PPP: the toll of overreach?

August 15, 2021

Peoples Party is no longer the party it once was

PPP: the toll of overreach?

Pakistan Peoples Party was launched at a convention in 1967 led by the dynamic ambition of ZA Bhutto. He had recently left Ayub Khan’s military regime after serving it as a minister for nine years. When a martial law led by Yahya Khan replaced Ayub Khan, Bhutto succeeded in generating a huge mass movement in West Pakistan just as Mujeeb-ur Rehman’s Awami League led an even larger mass movement in East Pakistan, now Bangla Desh. Both the parties winning the 1970 election laurels faced forces that were more powerful than them. Both were removed/ assassinated by military usurpers. Most of Bhutto’s family met unnatural deaths after him. This has been explained mostly in terms of a ‘punishment’ for their continued ambition and drive. Peoples Party is no longer the party it once. It no longer commands the loyalty of some of the people it initially did.

There were concrete reasons for these developments. In Pakistan, political parties do not part with their founding families. There is no culture of evolutionary politics necessary for the emergence of new leaders with new merit or vision without support from the corridors of power. What happened to Bhuttos also happened to the party and is continuing.

The PPP led by ZA Bhutto had done a great job of rejuvenating the demoralised army and the people after the fall of East Pakistan. It is also credited with having enabled a constitution. However, it did not win the loyalty of the establishment. The PPP government’s ambition for nuclear weapons capability and for a “Muslim Block of our own” were to prove fatal. The poor nation, dealing with the trauma of secession and humiliation, might have done better by focusing on building its industrial and economic prowess. Instead, it fell in the trap of socialist measures suggested by some ‘progressive elements.’ It threatened the established industrial entities and started a totally absurd process of nationalising small and medium industries. The leadership was somehow convinced that such measures would win the sympathies of Soviet Union and China and inspire the working class confidence in the party. It is believed that as one of the architects of Pak-China friendship, Bhutto had already been on the Red List of the US establishment. It is believed that he had some personal rapport with the President Nixon, and had facilitated contacts between him and the Chinese leaders before Nixon’s first visit to Peking. But it does not pay the leaders of a client nation to behave like an equal.
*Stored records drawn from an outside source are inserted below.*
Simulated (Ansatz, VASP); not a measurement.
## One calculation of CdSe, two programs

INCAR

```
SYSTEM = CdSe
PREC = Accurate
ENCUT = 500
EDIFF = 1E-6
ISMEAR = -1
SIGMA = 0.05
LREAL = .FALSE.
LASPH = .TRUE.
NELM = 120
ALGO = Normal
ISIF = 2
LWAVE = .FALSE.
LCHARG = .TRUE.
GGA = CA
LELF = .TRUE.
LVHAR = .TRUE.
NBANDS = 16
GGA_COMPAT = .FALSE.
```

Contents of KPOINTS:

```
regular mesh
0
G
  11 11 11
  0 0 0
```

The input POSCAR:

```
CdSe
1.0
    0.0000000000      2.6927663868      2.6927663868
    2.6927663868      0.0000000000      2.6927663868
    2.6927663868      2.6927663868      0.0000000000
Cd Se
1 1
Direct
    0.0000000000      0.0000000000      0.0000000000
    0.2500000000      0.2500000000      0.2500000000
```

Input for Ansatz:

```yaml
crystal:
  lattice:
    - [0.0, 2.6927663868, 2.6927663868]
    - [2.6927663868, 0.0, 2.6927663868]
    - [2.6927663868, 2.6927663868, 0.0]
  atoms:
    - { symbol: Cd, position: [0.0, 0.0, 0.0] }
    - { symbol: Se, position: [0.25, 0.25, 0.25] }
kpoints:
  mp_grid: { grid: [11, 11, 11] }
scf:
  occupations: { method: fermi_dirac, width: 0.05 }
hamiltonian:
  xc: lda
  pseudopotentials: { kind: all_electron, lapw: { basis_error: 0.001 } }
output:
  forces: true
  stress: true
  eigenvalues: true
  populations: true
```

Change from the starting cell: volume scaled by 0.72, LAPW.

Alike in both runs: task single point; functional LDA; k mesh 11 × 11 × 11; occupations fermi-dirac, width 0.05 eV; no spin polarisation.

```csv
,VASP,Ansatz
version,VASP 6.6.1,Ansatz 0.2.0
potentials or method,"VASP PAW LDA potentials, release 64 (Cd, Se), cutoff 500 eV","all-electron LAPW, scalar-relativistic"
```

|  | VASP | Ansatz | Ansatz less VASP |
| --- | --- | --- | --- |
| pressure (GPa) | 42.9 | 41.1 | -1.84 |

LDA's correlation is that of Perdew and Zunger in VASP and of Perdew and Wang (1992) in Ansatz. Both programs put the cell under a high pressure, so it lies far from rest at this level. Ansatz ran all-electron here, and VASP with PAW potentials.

Another feature of Peoples Party’s identity has been its liberalism. Although the party’s slogan spoke of Islam as its faith, it strongly differed with the Jamaat-i-Islami and had a secular image. Pakistan was a tolerant Muslim society when the PPP entered politics. It was closer to being Muhammed Ali Jinnah’s Pakistan than it is today. The Quaid-i-Azam had not yet been converted into a Muslim saint of some kind. Jamaat-i-Islami, alone rejected Jinnah’s view but it was rejected even by other religious groups. The nation had moved more towards a modern industrial identity under Ayub Khan who had defied the clerics on sectarian issues and women’s rights. It was not the Pakistan that seems to welcome the Taliban and the Islamic State. East Pakistan had a huge Hindu minority. It was perfectly normal for Christians, Hindus and other minority religious groups to feel comfortable with Peoples Party.

Meanwhile, in its effort to defeat the Soviet Union, Western international capitalism was pushing Muslims toward a militant Islam, through Saudi Arabia and Pakistan’s Muslim clergy. Anti-Indian sentiment that grew manifold after the fall of Dacca, too, degenerated from nationalism to a theological commitment. The agitation that overthrew the PPP government and enabled Gen Zia’s martial law in 1977, used mosques for its mobilisation. Gen Zia ruled with the backing of madrassas that produced non-state actors for intolerance. The PPP and all entities with a taste for tolerance, then became irrelevant to the Islamic Republic.

The PPP’s current plight seems to validate the view that its two comebacks under Mohtarma Benazir Bhutto and then under President Zardari wre owed to sympathy vote. Over time, the party has grown more ‘normal’ - with rounded corners and edges. Meanwhile, there are claims of Pakistan moving closer to the state of Medina. The remnants of Western influence are no longer effective in street politics. The forces that dismissed Mohtarma Benazir Bhutto for good are back. Does Pakistan still care for Peoples Party? One wonders.


The writer is the author of, among other books, Tehzibi Nargasiyat, Mubalghay Mughaltay, and Taliban: a Tip of the Holy Iceberg. He can be reached at mobarakhaider@gmail.com  

PPP: the toll of overreach?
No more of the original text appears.